By Ada Chung & Edith Chung

Factory canteen owner Cheng Chih-hsien, better known as Captain Cheng, is full of sympathy for some of those who eat in his establishment.

“We feel sorry for our customers as they have to lie before they can come in,” he says.
Many restaurants operate in industrial buildings due to exorbitant rents across the city. Captain Cheng, who sells Taiwanese food in Lai Chi Kok, is one of the many but it is in fact illegal for these “factory canteens” to serve people who are not factory employees inside these buildings.

As of 2018, there are 478 factory canteens, according to the Food and Environmental Hygiene Department (FEHD) website. They are scattered around 15 districts in Hong Kong and, of those, Kwun Tong has the most with about 143 eateries in the district’s industrial buildings.

Restaurants in industrial buildings operate with a factory canteen license issued by the FEHD. Holders of such licenses are only allowed to serve factory employees.

Cheng says the regulation is totally impractical. “We have no right to check the employees’ identities. We do not have such a right.” He adds that there is no clear-cut definition of factory employees. “What is the definition of factory workers? If a delivery man sends goods to the factory, can the worker be regarded as an employee and go into the factory canteen?” Cheng asks. “Such rule is just meaningless.”

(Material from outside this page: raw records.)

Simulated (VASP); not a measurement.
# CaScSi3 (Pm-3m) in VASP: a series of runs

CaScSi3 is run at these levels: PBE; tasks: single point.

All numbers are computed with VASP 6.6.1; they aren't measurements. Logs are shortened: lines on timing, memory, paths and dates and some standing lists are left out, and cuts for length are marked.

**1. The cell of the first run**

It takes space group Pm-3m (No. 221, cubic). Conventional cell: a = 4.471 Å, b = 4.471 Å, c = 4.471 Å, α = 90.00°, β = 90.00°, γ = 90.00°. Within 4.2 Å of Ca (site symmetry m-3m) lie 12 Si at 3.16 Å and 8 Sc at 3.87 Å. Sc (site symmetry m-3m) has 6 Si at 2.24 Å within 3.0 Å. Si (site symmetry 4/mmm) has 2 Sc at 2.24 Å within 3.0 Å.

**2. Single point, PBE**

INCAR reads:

Though he finds the regulations unreasonable, Cheng still tries to comply strictly with the rules by asking every customer if he or she is a factory employee of the building. “If they say they are not, we will just ask them to leave,” he says. Customers are turned away and his business is impaired. “Some customers think we do it on purpose,” Cheng says. “However, in fact, we have no option.”

Despite trying his best to follow the regulations, Cheng has still been charged by the FEHD for serving members of the public. He maintains the FEHD inspections are unreasonable.
“Once, an [undercover] inspector from the FEHD came to our canteen. We did ask if he was a factory employee,” Cheng recalls. “He did not respond to any of our questions. He just sat down and started ordering food. After that, he charged us with serving public customers.”

Cheng says the officer insisted that he did not understand what the canteen workers said as he claimed that they spoke to him in Mandarin.

After serving generations of Hong Kong workers, factory canteens like Cheng’s are not allowed to serve members of public like normal restaurants.

“They intend to catch you. Once they are determined to catch you, they will neglect all other things,” he says.

The Lands Department, in response to Varsity’s queries, says: “In general, the land leases of most industrial lots restrict the use of factory units to industrial/godown only.”
Those running canteens are in fact operating on “waivers” which are granted by the Lands Department and District Lands Office on the understanding that only industrial workers will be served.

Meanwhile, the FEHD says it will “discuss with relevant government departments, and have a comprehensive review and corrections on the current feasibility of licensing on factory canteens.” The department also says it will “continue to enhance regulation on factory canteen’s strictly complying with licensing conditions. Sending undercover inspectors and issuing special prosecution action will be processed when needed.”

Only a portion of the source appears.